Carrbridge is a village in Badenoch and Strathspey.
It lies off the A9 road on the A938 road, west of Skye of Curr, southeast of Findhom Bridge, near Bogroy.
It has the oldest stone bridge in the Highlands and the nearby ancient pine forest contains the Landmark Forest Adventure Park.
Invermoriston is a small village 11 kilometres (7 miles) north of Fort Augustus.
The village is on the A82 road, at a junction with the A887.
The village’s most visited attraction is the Thomas Telford bridge, built in 1813, which crosses the spectacular River Moriston falls.
This bridge used to form part of the main road between Drumnadrochit and Fort Augustus but was replaced in the 1930s with the new bridge used today.
Invermoriston’s attractions include a hotel (Glenmoriston Arms) , village shop, clog and craft shop as well as a coffee shop/restaurant.
From the top of the hill above the village, Sròn Na Muic (Scottish Gaelic for “The Nose of the Pig”), one can admire the finest views of the Great Glen.

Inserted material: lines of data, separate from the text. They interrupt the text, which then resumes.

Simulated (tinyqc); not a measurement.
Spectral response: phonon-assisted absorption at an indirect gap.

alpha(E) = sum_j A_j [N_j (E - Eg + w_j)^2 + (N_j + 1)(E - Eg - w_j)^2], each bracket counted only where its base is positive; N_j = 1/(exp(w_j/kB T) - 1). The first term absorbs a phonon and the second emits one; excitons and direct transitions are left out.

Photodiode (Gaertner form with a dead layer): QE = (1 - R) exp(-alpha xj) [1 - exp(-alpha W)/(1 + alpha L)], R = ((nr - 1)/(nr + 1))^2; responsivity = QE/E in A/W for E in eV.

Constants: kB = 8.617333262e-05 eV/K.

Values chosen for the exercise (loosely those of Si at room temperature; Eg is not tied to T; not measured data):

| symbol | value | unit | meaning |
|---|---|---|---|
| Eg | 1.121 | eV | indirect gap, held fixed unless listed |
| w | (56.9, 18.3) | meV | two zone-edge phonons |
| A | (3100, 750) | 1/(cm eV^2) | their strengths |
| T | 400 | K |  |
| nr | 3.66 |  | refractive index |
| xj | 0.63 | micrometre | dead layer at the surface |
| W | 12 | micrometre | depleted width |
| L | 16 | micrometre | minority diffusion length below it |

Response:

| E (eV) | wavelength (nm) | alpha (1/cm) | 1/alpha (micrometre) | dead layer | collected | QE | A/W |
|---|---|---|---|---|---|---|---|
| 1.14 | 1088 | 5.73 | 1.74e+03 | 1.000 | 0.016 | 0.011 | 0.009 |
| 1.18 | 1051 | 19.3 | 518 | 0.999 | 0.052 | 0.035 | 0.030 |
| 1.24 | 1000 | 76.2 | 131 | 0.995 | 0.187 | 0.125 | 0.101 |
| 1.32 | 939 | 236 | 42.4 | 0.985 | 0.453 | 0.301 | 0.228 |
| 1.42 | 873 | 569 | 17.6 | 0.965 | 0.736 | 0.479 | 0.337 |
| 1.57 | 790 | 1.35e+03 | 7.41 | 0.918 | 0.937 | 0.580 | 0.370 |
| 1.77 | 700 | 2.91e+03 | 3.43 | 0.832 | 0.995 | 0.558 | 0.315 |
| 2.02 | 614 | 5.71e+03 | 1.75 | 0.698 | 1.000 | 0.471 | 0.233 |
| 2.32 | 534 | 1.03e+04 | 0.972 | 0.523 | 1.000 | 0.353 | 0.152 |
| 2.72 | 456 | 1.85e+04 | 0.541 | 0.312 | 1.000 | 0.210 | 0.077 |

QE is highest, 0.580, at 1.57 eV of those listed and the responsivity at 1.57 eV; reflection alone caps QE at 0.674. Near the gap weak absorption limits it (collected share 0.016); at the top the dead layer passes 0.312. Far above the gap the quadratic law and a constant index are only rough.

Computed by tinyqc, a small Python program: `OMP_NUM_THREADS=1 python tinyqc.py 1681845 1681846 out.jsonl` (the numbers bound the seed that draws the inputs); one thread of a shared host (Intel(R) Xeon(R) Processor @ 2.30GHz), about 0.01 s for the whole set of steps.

Loch an Eilein is a small irregular shaped, freshwater loch in the Rothiemurchus Forest about 5 km (3.1 mi) south of Aviemore.
Loch an Eilein comes from the Scottish Gaelic and means ‘Loch of the island’. The loch is considered to be beautiful and walks around it are popular.
In the late 18th and early 19th century, the loch was used mainly for two things.
On the banks of the loch there is a limestone kiln where the lime stone was collected from a rockface looking over the loch.
Also loggers used the connecting river to float logs down to the wood-treating factories downstream.
Rob Roy and other cattle rustlers used the loch, and one side of the loch is called ‘Robbers Way’.
There are only three remaining houses on the loch side, which are now used by forestry officers.
In the middle of the Loch, on what may be a natural island, are the ruins of a small 15th century castle.
The castle is said to have once been the property of Alexander Stewart the Wolf of Badenoch.
The Jacobites, retreating from Cromdale in 1690, besieged the castle, which was held by Dame Grizel Mor Grant, widow of the fifth laird Grant.
At this time the castle was connected to the shore by a causeway. The causeway was lost when the water level in the loch was raised in the 18th century.
The loch and the forest around it are popular with birdwatchers, walkers, mountain bikers and day-trippers.
Among the birds found on or around Loch an Eilein are the crested tit, redstart, spotted flycatcher, tree pipit, red-throated diver, common sandpiper, whinchat, and the occasional merlin.
Crovie is a small village in Aberdeenshire, dating from a time when the sea was the only mode of transport to and from Scotland’s shores.
It comprises a single row of houses. Unlike the similar neighbouring village, Pennan, Crovie is situated on such a narrow ledge that any cars have to be left at the south of the village.
A footpath along the shore to the west leads to neighbouring village Gardenstown.
Crovie was established by families (crofters) who had been moved off the land to make room for the landlord’s sheep.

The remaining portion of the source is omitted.